Batten down the hatches, the Frenemies are coming. And they're gonna cost you.

They'll be calling at your house this Christmas and they will all but knock it down.

Okay. I promised not to mention the C-word, but if I don't I'll be the only person outside Greenland not to. It just slips out unnoticed in every sentence like a well-worn swear word from a navvie.

Anyway back to the Frenemies. The clever ones among you will by now have worked out that they are friends who are really your enemies. They and their children go on a £1 billion spree of destruction in our homes every year.

They break more than 1.3 million pieces of furniture, garden ornaments and other items of sentimental value.

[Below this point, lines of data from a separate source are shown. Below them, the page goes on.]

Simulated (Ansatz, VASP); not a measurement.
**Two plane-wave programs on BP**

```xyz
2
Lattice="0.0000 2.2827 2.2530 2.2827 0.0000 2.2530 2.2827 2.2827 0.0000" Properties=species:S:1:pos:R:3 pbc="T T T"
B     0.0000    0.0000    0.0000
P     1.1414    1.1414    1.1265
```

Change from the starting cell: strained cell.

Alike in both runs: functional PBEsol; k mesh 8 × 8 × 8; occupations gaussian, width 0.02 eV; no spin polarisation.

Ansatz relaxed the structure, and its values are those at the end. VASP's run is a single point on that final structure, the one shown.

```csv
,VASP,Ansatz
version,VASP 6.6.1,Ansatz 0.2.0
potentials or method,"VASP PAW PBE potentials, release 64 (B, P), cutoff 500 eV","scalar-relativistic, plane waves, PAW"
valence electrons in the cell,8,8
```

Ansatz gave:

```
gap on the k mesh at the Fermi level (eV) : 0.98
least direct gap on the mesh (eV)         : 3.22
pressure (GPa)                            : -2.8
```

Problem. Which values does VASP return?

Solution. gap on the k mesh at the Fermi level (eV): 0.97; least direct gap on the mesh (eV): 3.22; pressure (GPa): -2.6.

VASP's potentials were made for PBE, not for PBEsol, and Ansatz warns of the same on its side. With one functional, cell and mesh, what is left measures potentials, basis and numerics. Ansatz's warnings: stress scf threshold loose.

The name has been dreamed up by Halifax Home Insurance, it seems, because their research shows that more than 14 million Britons have recorded damage by pals and their children in the past five years.

As soon as I saw this amazing research, I got to thinking back. Yes, I've been a victim of Frenemies. Have you?

We had a garden party in the summer and dozens of people glugged away the day and evening. We loved it - apart from watching helplessly and with sick smiles giving us face ache - as little bits of alcoholic vandalism were incurred on our lovely home and garden. One chap fell drunk into our prized rose bushes, hurting all the poor thorns with his face and body. I was relieved to see it was his blood and not that of my roses. Another reveller repeatedly bounced off the patio door because he could not absorb the fact that it was shut.

My best hardwood recliner - like a barrow on wheels - splintered to smithereens with a sickening crash as too many people decided to use it as a bench. Perhaps they were trying to bring an end to the record snog of the married couple (though not to each other) who had been there moments earlier.

We'd watched in horror as a tipsy guest rocked recklessly on the back legs of a director's chair until it, too, collapsed in pieces. It was my chair being wrecked but I did find his shocked face funny.

The day after is always the time for taking stock. You come down bleary-eyed and start to survey the wreckage. Broken glasses are not a problem, unless the shards are in the grass and it restricts your barefoot frolics.

And some people are very inventive in converting ordinary outdoor objects into ash trays. We found a birdbox full of fag ends. Now we have bluetits with a severe nicotine addiction.

All in all, we escaped quite lightly. It's surprising what you can do with a bit of adhesive, lots of screws and a lick of paint.

But - some people never learn - we are doing it all again this Yuletide, in the house not the garden. And I'm thinking that in view of these new findings on Frenemies, I ought to start packing things away.

We'll roll up the carpets, hide the Van Goghs, cocoon the Ming vases and allow only plastic glasses. There'll be a huge sand bucket for an ashtray and we'll bring in the unbreakable plastic garden chairs. Sounds cosy, doesn't it?

It's either that or we cancel Christmas and become Frenemies ourselves.

I know it's supposed to be the season of goodwill to all men (and women), but when I get invited back to the home of the chap who kept warm at our garden party by throwing logs on my brand new (now hopelessly warped) barbecue, I'll be taking a bottle - and my chainsaw!